Create a fully functional Information Retrieval System, including Indexing, Interactive Query Mode, Ranking and Evaluation.
Start the system by typing
python airs-1.0.0.py [OPTIONS]
If you don't specify any options, the systems runs in an empty run without indexing any documents. Please specify the number of documents you want to index and evaluate on using -rand or -rank.
You may specify several flags to individualize your indexing and evaluation:
python airs-1.0.0.py [-c PATH] [-rand N] [-rank N] [-s] [-p] [-e SYSTEM] [-i] [--version] [-h]
Specify a path for corpus files. Default is ./amazon_reviews
Specify a number of randomized documents used for the inverted index.
Specify the number of documents which should be ranked.
The selection will start at the document with index 0; the specified number is the excluded upper bound. For example for the first 2000 documents to index and rank, give -rank 2000.
Activate this flag if you want to store the inverted index into a pickle file.
Activate this flag if you wish to read the inverted index from a stored pickle file. This only works if there is an existing inverted index pickle file.
Specify which system you would like to evaluate. Type -e bool to evaluate the boolean system, -e tfidf to evaluate the TF-IDF system and -e prox to evaluate the proximity system. The default is -e tfidf.
Activate this flag if you want to start an interactive session. This works together with all flags.
You can use the -e flag to specify how the result for the query should be ranked. Hence in this case the -e flag will not give an evaluation but the system used for ranking for the interactive session. The default of -e is tfidf. -e bool will return all found documents, -e tfidf and -e prox will return the 10 highest ranked documents.
You are asked to enter a query and will get the result displayed in the terminal.
Shows the version number.
Shows information about the different flags and their usage.

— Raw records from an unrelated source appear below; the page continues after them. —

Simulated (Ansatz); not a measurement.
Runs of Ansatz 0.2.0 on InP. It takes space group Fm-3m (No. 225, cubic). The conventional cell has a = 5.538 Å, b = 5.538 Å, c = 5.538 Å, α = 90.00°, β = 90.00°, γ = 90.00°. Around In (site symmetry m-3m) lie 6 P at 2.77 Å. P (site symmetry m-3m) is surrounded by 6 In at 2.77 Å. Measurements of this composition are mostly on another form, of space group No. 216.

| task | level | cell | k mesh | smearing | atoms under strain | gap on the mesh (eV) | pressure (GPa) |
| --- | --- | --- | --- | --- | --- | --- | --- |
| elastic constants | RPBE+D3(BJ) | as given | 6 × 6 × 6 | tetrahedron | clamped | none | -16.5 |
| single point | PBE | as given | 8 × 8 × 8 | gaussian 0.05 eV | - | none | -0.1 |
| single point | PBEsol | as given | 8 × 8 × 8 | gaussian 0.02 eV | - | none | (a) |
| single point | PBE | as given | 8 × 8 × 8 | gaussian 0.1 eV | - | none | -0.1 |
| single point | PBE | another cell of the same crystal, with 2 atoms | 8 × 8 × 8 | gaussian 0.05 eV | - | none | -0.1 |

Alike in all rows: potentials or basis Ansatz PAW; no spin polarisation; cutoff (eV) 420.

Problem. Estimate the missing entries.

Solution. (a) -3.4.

The used data base is a collection of 10,000 Amazon reviews, stored in /amazon_reviews
Main class, running the system and combine the different modules of the code.
Reading in the source files and providing the content as a string.
A simple tokenizer that gets a document as input and tokenizes it.
Class to represent a document, storing tokens, document length etc.
Class for representing a token, containing string, string length etc.
Class for representing a term, including pointers to the postings lists, normalizing of terms and storing the terms on disk in an efficient way using folder structures.
Class for storing the postings lists for each term.
Class for performing user queries and performing query processing and parsing
Class for ranking based on cosine similarity or proximity. The class provides a sorted list of output documents for a query, based on the cosine ranking or the proximity ranking.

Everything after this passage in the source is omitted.